Table of Contents
We've been curious about the performance of WSL (Microsoft WSL2) for scientific applications and decided to do a few relevant benchmarks. We do a lot of automated benchmark runs as part of our customer system builds. This benchmark automation is done on a Windows 11 install during our performance checks and stress testing for customer systems. It provides valuable hardware performance information for us and helps with out design and recommendation process. We also do new hardware testing and validation this way in labs. I also do native testing and benchmarking on Linux for our new hardware validation. I wanted to see how well WSL would do as a proxy for some of the automated part of our routine testing. This post is a first exploration of this idea.

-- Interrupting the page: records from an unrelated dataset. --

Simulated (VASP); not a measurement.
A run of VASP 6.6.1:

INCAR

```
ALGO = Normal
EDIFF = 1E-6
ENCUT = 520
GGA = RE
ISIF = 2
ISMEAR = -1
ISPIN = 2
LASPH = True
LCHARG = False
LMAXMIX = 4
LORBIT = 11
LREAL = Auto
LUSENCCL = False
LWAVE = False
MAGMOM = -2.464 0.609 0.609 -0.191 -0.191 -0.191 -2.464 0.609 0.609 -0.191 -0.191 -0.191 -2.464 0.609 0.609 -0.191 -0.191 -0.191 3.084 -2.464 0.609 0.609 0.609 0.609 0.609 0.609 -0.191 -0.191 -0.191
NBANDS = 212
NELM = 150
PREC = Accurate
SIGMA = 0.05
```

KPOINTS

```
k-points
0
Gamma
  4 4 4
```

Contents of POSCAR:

There is another reason for doing this post. It is a teaser for some hardware-specific optimized application containerization that I've been working on! I'm doing a collection of containers for scientific application that are performance optimized for AMD, Intel and NVIDIA hardware platforms. These will serve as a basis for benchmarking and as a resource of optimized scientific application containers available to the public. I will be writing about this project in the following weeks.
For this post I've chosen 3 of my standard performance benchmarks,
- HPL (High Performance Linpack): Heavily optimized floating point numerical performance.
- HPCG (High Performance Conjugate Gradient): Memory performance evaluation. HPCG is representative of memory-bound applications. It is the secondary performance benchmark for the Top500 Supercomputer list. HPL being the primary benchmark.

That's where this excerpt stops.